The United States Postal Service will lose a record $10 billion this year. And because of this financial insolvency, no later than next summer, it will fail to meet payroll. This action most certainly will stop the mail — and leave taxpayers on the hook with a multi-billion-dollar “postage due” bailout bill.

Tackling this challenge presents Congress with an opportunity to save a constitutionally authorized American institution and save it by cutting costs and freeing it to make better decisions. I call it a business restructuring plan. What it promises taxpayers is a better working system without any taxpayer-funded bailout.

The Postal Service is a part of the federal government, but it became an independent agency in 1971 so that it could be run more like a business.

In simple terms, this “spin-off” deal gave the newly independent Service billions of dollars in land, buildings, equipment, vehicles, and a trained workforce of 700,000. In return, the Postal Service was required to cover its own expenses, and not rely on taxpayer money.

There is however, one small exception: because postal workers are federal employees, taxpayers automatically provide a backstop to certain Postal Service–paid obligations — like pensions and retiree health benefits. It pays the Treasury to cover these costs.

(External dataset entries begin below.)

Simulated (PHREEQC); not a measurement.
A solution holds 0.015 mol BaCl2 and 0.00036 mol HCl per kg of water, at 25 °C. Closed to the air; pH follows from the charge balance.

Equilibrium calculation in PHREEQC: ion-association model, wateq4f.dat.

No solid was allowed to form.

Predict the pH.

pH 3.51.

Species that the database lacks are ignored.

The Postal Service stopped making this payment for its share of employee retirement benefits in late June. Even with a six-week grace period signed into law by President Obama this week, they will miss a $5.5 billion payment for retiree health care.

If they do not ultimately make these payments, the American taxpayer will pick up the bill. Even worse, a chorus of voices in Washington — pushed by political allies and others, would rather just pass another a bailout and kick the can down the road another few years.

They say, erroneously, that the Postal Service doesn’t really owe these obligations anymore and that in fact, it has “overpaid” into its retirement funds to the tune of $50–75 billion.

The postmaster general and union leaders claim that to “save” the Postal Service, Congress must simply give this money “back.” They are attempting to rebrand a taxpayer-paid bailout as a “refund.”